Terex has recorded Q1 revenues of $1.4bn – a decrease of 4.7% from the same period a year ago – while its profits of $223.5bn for the quarter represented a significant 19% decline year-on-year.
John Garrison, president and CEO, commented: “Our Q1 results were in-line with our expectations. Our Cranes and material handling and port solutions segment had a challenging quarter, impacted by soft markets.
“Our aerial work platforms (AWPs), materials processing and construction segments executed well and delivered results that were consistent with or better than last year, on an adjusted basis.”
Garrison highlighted caution on the part of its customers given the current global environment, with pockets of opportunity in certain markets, and projected that 2016 net sales will be 10% lower than in 2015.
Interestingly, China’s Zoomlion also reported a Q1 loss of $101.5m, compared with a loss of $59m for the same period in 2015 – casting doubt on its ability to back up its $3.4bn offer to acquire Terex.

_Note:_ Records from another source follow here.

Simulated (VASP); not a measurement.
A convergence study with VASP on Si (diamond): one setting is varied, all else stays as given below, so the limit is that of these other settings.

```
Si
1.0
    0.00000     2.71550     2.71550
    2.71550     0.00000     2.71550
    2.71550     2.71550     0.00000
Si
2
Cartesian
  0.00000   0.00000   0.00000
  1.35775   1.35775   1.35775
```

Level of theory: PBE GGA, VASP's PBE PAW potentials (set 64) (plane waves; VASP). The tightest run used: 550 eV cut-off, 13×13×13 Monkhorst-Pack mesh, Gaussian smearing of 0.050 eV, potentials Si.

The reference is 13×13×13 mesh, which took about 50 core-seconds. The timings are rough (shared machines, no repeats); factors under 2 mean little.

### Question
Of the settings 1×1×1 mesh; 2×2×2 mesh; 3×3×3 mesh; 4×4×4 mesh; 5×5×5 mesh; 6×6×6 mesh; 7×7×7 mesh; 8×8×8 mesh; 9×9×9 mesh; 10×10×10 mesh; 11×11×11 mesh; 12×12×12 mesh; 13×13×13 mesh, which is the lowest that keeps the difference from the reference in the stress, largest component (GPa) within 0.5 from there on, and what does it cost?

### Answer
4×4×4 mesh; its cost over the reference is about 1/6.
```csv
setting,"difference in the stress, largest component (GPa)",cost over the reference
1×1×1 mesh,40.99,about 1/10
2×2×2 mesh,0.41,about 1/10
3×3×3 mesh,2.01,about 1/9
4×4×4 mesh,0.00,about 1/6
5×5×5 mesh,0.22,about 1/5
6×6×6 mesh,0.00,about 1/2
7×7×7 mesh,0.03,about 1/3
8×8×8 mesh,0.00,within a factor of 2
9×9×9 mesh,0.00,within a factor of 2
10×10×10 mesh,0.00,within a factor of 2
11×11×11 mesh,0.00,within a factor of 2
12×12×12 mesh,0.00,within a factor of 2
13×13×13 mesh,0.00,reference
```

With the Q1 report, the company’s shares on the Hong Kong stock exchange fell by as much as 2.5%.
The latest figures follow an earlier report in March that revealed Zoomlion’s annual profit to be the lowest in 15 years, with 2015 as the fourth consecutive year in which its profits had declined.
John Hu, an analyst with Morningstar, said, “I think Zoomlion’s management should reconsider the Terex deal as its Q1 earnings hit a record low. Is it worth spending so much money on Terex?”
This could be good news for Konecranes, which had its own merger deal with Terex put on hold for the talks with Zoomlion.